FridayLicious was delayed this week but,Thank God It’s Delicious!
We all grew up with Pound Cakes throughout our childhood, and personally, I still consider it one of my favorite treats. The simplicity of its ingredients (flour, butter, eggs and sugar) make Pound Cake a simple, versatile type of dessert, loved by both the little ones and grown-ups. Using one pound of each ingredient (from here the name Pound Cake), anyone can adventure in this baking experience and turn out victorious, even those who, well, don’t exactly master the art of cooking.
Pound Cake seems to have Northern European origins (some say British) that date back to the 1700s, and appears for the first time as a recipe listed in a cookbook in the 1796 American Cookery: or, The Art of Dressing Viands, Fish, Poultry and Vegetables, and the Best Modes of Making Puff-pastes, Pies, Tarts, Puddings, Custards and Preserves, and all kinds of Cakes, from the Imperial Plumb to plain Cake by Amelia Simmons, and published in the United States. Pound Cakes were already popular way before though, as they trace back to the Egyptians and, later, Medieval Times, when they were made similarly to bread with the addition of honey, nuts and dried fruits.
Today baking powder is also used in the recipe to make Pound Cake lighter and stir away from the bread-consistency, while yoghurt is often a great (and healthier!) substitute for butter.
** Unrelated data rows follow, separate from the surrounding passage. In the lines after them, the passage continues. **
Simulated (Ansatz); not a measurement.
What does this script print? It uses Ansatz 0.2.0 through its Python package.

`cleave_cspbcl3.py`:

Last year we were honored to be featured in the Rometti Limoncello Pound Cake by Chef Larry at Whitehall Lane Winery. It’s the perfect, light, zesty pound cake to enjoy as a snack in the afternoon, with tea or some Rometti Limoncello. Here is the recipe:
11⁄2 C cake flour
11⁄2 t baking powder
1⁄2 t baking soda
3⁄4 t salt
3⁄4 C unsalted butter (11⁄2 sticks), room temperature
11⁄4 C sugar
1 C plain Greek yogurt
1 T vanilla extract
2 T + 4 T Rometti Limoncello
Zest of one lemon
For the Glaze:
3⁄4 C confectioners’ (powdered) sugar
4 T Rometti Limoncello
Preheat oven to 350 degrees and position a rack in the center. Grease a 9-inch loaf pan with nonstick cooking spray or butter, dust it with flour, and tap to knock out the excess. In a medium bowl, sift together cake flour, baking powder, and salt and set aside. In an electric mixer fitted with the paddle attachment, cream together butter, yogurt and sugar on medium speed until smooth and light, about 2 minutes. Beat in eggs, one at a time, scraping down sides of the bowl after each addition. Add vanilla extract, 2 tablespoons of limoncello, lemon zest, and mix well. On low speed, beat in dry ingredients to combine them, scrape down sides of the bowl, and beat batter for 30 seconds on medium speed. Pour batter into prepared pan and use a spatula to smooth the top. Give the pan a few gentle whacks on the counter to remove any air pockets. Bake cake for 15 minutes, then turn the pan 180 degrees to ensure even browning. Lower the temperature to 325 degrees and continue baking until the cake springs back lightly when touched, the sides have begun to pull away from the pan, and a cake tester inserted in the center of the cake comes out clean, about 25 to 35 minutes more. Drizzle the remaining 4 tablespoons of limoncello over cake. Allow cake to cool in pan on a wire rack for 15 minutes, then carefully invert it onto the rack to cool completely. To make glaze, mix together the confectioner’s sugar with the limoncello until smooth. Drizzle glaze over cake.